Financial advisors are succumbing to the prevailing pessimism over the U.S. and global economies.
The market turmoil that eroded consumer and investor confidence in August also dampened the outlook of the nation’s financial advisors.
The downward spiral is fed by skepticism about the U.S. economy in the short term and the longer-term outlook for the global economy, according to the latest monthly Advisor Confidence Index from Rydex SGI.
“The debt ceiling and debt downgrade circuses in Washington are a sideshow relative to the global economic slowdown unfolding,” James Daily, of TEAM Financial Managers said in a press statement released by Rydex.
Advisor confidence fell nearly 6 points from July to August bringing the index to a year low. Fear of a double dip recession depressed the “current economic outlook” component of the index by 12 points. The six-month outlook fell nearly 8 points, while the 12-month outlook dropped more than 6.
The index is based on surveys to 150 registered investment advisors and is designed to serve as a benchmark gauging advisors’ views on the economy.
“Even though U.S. corporations are showing strong earnings, we see the U.S. government struggling as it deals with numerous problems,” Jim Elder, of ElderAdo Financial, said in the Rydex release. “We are in another recession, but this time it’s a government recession, not a corporate recession.”
Recent economic events have prompted 60 percent of the advisors surveyed to change their investment mix. An equal share - 16 percent - shifted to more equities and to more bonds. The largest share - 24 percent - invested more in cash.
Affluent investors surveyed by Millionaire Corner after the most recent selloff appear to be a little more resilient than their advisors. The investors say the events of 2008 has made them better prepared for the most recent downturn. Nearly 13 percent moved investments into less risky products, such as savings accounts, but a greater share - more than 23 percent - took advantage of the downturn by purchasing additional equities.

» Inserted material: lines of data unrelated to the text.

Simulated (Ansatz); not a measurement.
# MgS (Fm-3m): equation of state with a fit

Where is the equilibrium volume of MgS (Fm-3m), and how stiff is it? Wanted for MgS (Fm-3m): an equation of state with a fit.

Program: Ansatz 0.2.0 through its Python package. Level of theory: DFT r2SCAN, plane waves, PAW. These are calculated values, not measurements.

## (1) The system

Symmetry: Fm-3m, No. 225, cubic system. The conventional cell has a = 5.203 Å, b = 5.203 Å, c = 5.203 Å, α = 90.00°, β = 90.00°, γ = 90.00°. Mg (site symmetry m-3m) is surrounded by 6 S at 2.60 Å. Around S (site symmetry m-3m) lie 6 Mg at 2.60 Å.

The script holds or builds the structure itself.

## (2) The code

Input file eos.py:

About 11 percent called their advisors to discuss options and 12 percent received calls from financial professionals offering reassurance and attempting to answer questions. A greater share - more than 19 percent - worked independently of their advisors to research what steps to take. Nearly 55 percent of the 1250 investors surveyed by Millionaire Corner in August say their experiences in the market crisis of 2008 helped them cope with the current downturn and that the weren’t “upset with the drop in stock prices.”